Ziggurat Zagger
Posts: 6454
Joined: Tuesday, 30th October 2012, 19:06
IDing and scrolls
There's a couple reasons for this, but chief among them are:
1. Important tactical scrolls aren't rare (And therefore aren't a big deal to waste)
2. Important strategic scrolls aren't rare (And therefore aren't a big deal to waste)
3. Bad scroll effects are temporary (or at least easy to remove)
4. Rare scrolls aren't that important (And therefore aren't a big deal to waste)
5. Important and rare scrolls aren't really wasteable (Acquirement is always useful the moment you get it, and should you happen across an EW3 early enough to 'waste' it on an early weapon, it's still not a terrible waste, because there's plenty of EW1 & 2, and having a more powerful weapon early is a good thing)
What I propose is this:
We make there be some categories of scrolls which *are* a big deal to waste. What i would like to see is for the enchant scrolls to become altogether rarer, and have larger effects (They don't have a large enough effect individually to become rare as is)
If each enchant scroll was 5 times more powerful and occurred 1/5th as often, it would be a rather important scroll, and wasting it by read-iding it early would be a fairly large oppourtunity cost.
The problem I see with this, and what I think would be a good solution:
1. Currently, ID scrolls are pretty taxed on IDing your potions in a timely fashion, if it became important or relevant to use ID scrolls on scrolls as well as potions, you'd deprive yourself of some very important scrolls and/or potions early, making yourself dead a lot more often. This could be fixed by increasing the number of ID scrolls, but that pretty much defeats the purpose of having them in the first place, and at some point everything is ID'd and your still flooded with ID scrolls, which is annoying. My preference here is to introduce additional situation ways to ID scrolls/potions, similar to how you can ID jewelry by getting into the right situation. For example taking fire damage could ID immolation, being teleported or fighting a blink frog could ID blinking and/or teleport, etc. This allows you to gradually learn what the consumables are, without either tediously use-IDing them in a safe situation or having to flood the game with ID scrolls (In fact with sufficient ID mechanisms in place ID scrolls could be reduced to uncommon or rare, and used for more unusual items)
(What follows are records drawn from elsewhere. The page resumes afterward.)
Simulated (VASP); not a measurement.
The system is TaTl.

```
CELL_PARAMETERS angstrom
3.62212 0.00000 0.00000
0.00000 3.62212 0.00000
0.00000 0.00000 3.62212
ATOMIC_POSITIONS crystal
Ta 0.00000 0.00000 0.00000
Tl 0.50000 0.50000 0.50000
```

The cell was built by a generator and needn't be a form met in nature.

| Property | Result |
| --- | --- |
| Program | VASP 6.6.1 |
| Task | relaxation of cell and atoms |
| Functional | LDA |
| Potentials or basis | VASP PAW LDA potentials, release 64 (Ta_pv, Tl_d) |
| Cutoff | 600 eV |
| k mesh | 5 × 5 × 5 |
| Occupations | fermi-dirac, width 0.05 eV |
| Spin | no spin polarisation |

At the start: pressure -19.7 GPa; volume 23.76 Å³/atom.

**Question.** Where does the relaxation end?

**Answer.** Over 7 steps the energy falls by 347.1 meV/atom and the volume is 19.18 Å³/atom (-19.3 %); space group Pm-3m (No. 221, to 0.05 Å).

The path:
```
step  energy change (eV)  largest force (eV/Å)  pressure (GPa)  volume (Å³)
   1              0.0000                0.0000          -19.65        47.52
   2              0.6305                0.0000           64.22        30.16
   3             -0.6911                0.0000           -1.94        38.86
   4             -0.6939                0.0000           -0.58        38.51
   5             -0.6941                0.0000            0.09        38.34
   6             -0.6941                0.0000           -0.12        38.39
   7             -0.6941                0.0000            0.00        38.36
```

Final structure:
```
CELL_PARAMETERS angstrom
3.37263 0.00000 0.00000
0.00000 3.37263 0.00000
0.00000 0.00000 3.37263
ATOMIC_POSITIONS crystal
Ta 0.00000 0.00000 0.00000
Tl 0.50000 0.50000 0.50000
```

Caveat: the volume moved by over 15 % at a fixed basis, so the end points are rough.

2. With read-ID being a poor choice, it's hard to ID scrolls of identification, of course if situational-mechanism-based identification were in place, Scrolls of Identification could simply identify themselves whenever you had an unidentified item in your inventory.
3. Situational, mechanism-based mechanics have a possibility of having the exact mechanism being hidden from the user, which invites "Spoiled" behavior (Where out of game knowledge can be used for gains) of course the easy solution to this is to simply document the mechanisms in-game (presumably in the help section and in the description of the item itself)
4. Mechanism-based mechanics have the possibilty of being tedious, if "take some fire damage" is a way to identify a type of scroll, some players will inevitably attempt to take some fire damage every time they get a new type of scroll, to see if that might be it. To discourage such behavior, the conditions of mechanism-based identification either need to be ones that aren't easily arrangeable by the player, or ones that would simply happen normally when progressing through the game with no extra tedium needed. "Step into shallow water" would be an example of a bad mechanic, because it's not one that comes with any risk for the player, and can be directly caused by the player with tedious travelling. Those types of conditions would need to be avoided.
I'm sure there's other problems with this that I haven't thought of, and a lot of people just don't like the ID game at all, but I'd rather see it provide interesting choices than be removed bit by bit, personally. There's also some question of whether we could find enough mechanisms for identifying that were not "bad", I would also personally like to see the difficulty of auto-IDing something raise with the usefulness of it, and ideally be thematically appropriate (If I could ask for everything that I want:)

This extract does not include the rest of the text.